As discussed previously, the advantages to a 401k rollover are the potential for an employer match, the high contribution limits and automated contributions. However, you typically do not have as much control over a 401k when compared to an IRA and the investment selection is smaller than an IRA.
An IRA rollover on the other hand will give you more control over the account and increase the available investments. However, the contribution limits are lower and you will not get an employer match. Let's walk through an example that can help further explain the potential benefits of having both an IRA and 401k.
Jim is 35 years old and plans to retire when he is 65. He works as an engineer and makes $125,000 per year. Saving for retirement is important to Jim and his goal is to invest 15% of his income for retirement. For him, this would be $18,750 per year.
Jim has been working as an engineer for the past 13 years for the same company where he consistently participated in his 401k plan. Over those 13 years, he was able to build up his 401k account to $100,000. He has since left this company for a new job.
His new employer does offer a 401k plan, but he is unsure if he should roll his old 401k account to his new one or roll it to an IRA. There are going to be multiple factors that go into his decision so let's break it down by each option to see what a good solution would be for him.
Since Jim has always contributed to his 401k, he thinks it might be a good idea to continue to do so with his new employer. However, there are a couple of things that Jim does not like about this new plan. First, the employer match is 4% at his new plan whereas it was 5% with his old 401k plan.
Additionally, his new plan has a two year vesting schedule for his employer match. This simply means that any matching contributions from his employer will not be his until he has been employed for at least two years.

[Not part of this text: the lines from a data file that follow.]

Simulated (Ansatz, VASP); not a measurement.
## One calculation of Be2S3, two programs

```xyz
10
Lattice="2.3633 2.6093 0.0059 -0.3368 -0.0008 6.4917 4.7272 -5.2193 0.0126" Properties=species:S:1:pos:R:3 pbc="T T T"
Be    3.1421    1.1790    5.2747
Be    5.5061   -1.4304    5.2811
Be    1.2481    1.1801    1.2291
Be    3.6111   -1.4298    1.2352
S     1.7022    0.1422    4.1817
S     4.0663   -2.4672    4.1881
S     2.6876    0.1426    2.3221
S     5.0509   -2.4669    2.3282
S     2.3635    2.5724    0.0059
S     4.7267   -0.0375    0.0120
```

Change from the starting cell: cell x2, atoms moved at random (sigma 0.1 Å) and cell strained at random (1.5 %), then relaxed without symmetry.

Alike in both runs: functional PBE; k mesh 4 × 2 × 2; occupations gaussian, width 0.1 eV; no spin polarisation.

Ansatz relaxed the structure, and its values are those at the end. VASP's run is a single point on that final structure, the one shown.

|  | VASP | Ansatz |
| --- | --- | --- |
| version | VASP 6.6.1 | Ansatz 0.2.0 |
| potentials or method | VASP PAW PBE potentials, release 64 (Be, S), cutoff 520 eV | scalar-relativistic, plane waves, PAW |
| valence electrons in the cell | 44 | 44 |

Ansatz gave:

Secondly, his new 401k plan only offers 15 mutual funds to invest in. Jim does not love all of the investments offered as many of them have high fees that will eat away at his returns. In spite of these drawbacks, Jim still plans to contribute enough to his new 401k to get his employer match, but also considers the possibility of rolling his old 401k balance to an IRA.
Remember, Jim has $100,000 in his old 401k plan. The first benefit that Jim would receive if he rolled these funds to an IRA is an increase in control. His IRA would follow him no matter where he worked and all of the money that went into the account would be his.
He may also have less restrictions on the types of withdrawals he can take from the account. Additionally, he would get access to a much larger investment selection. We know that Jim is not happy with the investment selection in his new 401k plan so having access to more investments through an IRA may be a viable solution for him.
With these factors in mind, Jim decides to roll his entire $100,000 balance from his old 401k plan into an IRA for the benefits discussed above. However, the rollover is not his entire retirement plan. Remember, Jim's goal is to invest $18,750 per year.
He decides that he will contribute enough to his new 401k plan to get his employer's 4% match. Since Jim makes $125,000 per year he will contribute $5,000 per year and get a match of $5,000 from his employer. After that, Jim decides to contribute the maximum amount to his IRA which is $7,000 per year in 2024.
This leaves Jim with $1,750 left to invest. He may decide to throw this money into his 401k or look to invest in other accounts or investments. The point of this hypothetical illustration is to help explain that you can use a 401k and IRA in tandem.
When you have an old 401k, it might make sense to roll all of it to a new 401k plan or IRA, or split the money between the two accounts. The goal is to maximize the benefits that each rollover option offers while reducing the drawbacks.
Roth vs Traditional account rollovers
Something to keep in mind when considering a 401k or IRA rollover from an old 401k plan is the type of 401k account you have. In general, there are two options. First is the Traditional 401k, which is the more common of the two 401k types.
Traditional 401k plans offer a tax deferred benefit. In other words, you do not have to pay taxes up front on the money you contribute to the account as it is taken out of your paycheck pre-tax. However, when you retire you will have to pay applicable income taxes.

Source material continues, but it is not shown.